A few weeks ago a Muslim friend and I went out dancing together. This isn’t something I usually do with my Muslim friends though. There is something completely taboo about asking a Muslim woman, particularly a hijabi, to go out to a bar and dance. Even though I also identify as a hijabi, I can’t bring myself to ask my peers to engage in one of my favorite pastimes because it feels illicit and wrong.
I am not even referring to the bump-and-grind, ritual-mating dance of our generation (which is basically all I can do thanks to the suburban ‘hood I grew up in). I’m talking about the bounce around to pop songs, lose yourself in the energy kind of dancing.
After all, hijabis don’t go to bars. They definitely don’t go to clubs.
And heaven forbid one of us dances.
Hijab makes a socio-political statement, whether we want it to or not. To the west, hijab epitomizes conservatism and the dreaded word among Muslims, oppression. The popular conception of hijabis in Muslim communities can be just as stifling though.
We are cast as model minorities, embodiments of Islam fit to conservative ideals of what a Muslim woman should be.
Drawing attention to yourself in what could be construed as a sexual way, by laughing in front of men or dancing in mixed company, is taboo. How we use our bodies makes a political statement, so we are encouraged to steer clear of actions that may be outside the conservative norm.
To be honest, I don’t wear my hijabi persona in those situations either.
Despite the fact that I am not doing anything that is strictly wrong in my own eyes, it still feels wrong and uncomfortable. I rationalize my choice to be in that environment. I am not dancing with men after all. I am not drinking after all. I am not even making eye contact with anyone but my friend and that disco ball that this bar resurrected from a by-gone era.
So I can’t be doing something wrong, right? I wear a hat or a turban that conveniently covers all my hair while still refraining from screaming out to the world that I am a hijabi.
I distance myself from the message I wear on my head on a daily basis and I dance.
I dance because I love it. I love the release of losing myself in the music. I love moving my body in fun and funky ways- even the robot isn’t safe from me. Dancing in a crowd is a different experience than having a dance party in a ‘safe’ all women environment.
The anonymity of a crowd you don’t know and aren’t accountable to means you can break free.
I can finally lose my hyper-vigilance and let go.
Something magical happened that particular night though.
I saw, across the foggy dance floor littered with the remnants of that night’s boisterous crowd, a woman in a sea-foam green hijab dancing. She wasn’t riddled with the guilt I had felt earlier in the night when donning my beanie.

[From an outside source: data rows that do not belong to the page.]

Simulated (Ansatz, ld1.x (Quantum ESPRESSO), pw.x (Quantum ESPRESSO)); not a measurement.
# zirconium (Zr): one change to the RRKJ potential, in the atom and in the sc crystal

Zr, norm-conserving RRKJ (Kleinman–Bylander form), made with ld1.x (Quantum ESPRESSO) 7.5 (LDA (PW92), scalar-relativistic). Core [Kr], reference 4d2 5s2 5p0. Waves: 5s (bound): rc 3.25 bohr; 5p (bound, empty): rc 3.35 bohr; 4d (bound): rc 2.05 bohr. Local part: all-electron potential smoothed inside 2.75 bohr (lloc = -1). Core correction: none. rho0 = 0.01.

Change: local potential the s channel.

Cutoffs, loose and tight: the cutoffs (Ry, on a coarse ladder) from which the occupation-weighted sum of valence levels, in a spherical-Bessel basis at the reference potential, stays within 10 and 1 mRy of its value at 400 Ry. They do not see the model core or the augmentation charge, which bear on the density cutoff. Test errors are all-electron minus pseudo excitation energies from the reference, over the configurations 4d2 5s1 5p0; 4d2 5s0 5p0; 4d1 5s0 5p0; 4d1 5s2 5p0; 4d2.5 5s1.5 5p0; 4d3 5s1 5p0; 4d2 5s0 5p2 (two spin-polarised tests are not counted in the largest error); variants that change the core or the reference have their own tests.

She wasn’t even awkwardly standing to the side, dancing in a corner, hoping one of the brown dudes there wasn’t her mother’s friend’s cousin’s son (he could be there without repercussions of course; his honor was never on the line, his Muslimness less overt) and would report her presence and doom her family’s honor.
Nope, she was front and center, a carefree example of what I could be if I gave up the notion of what a society thought a hijabi should and shouldn’t be doing.
The truth is I conform.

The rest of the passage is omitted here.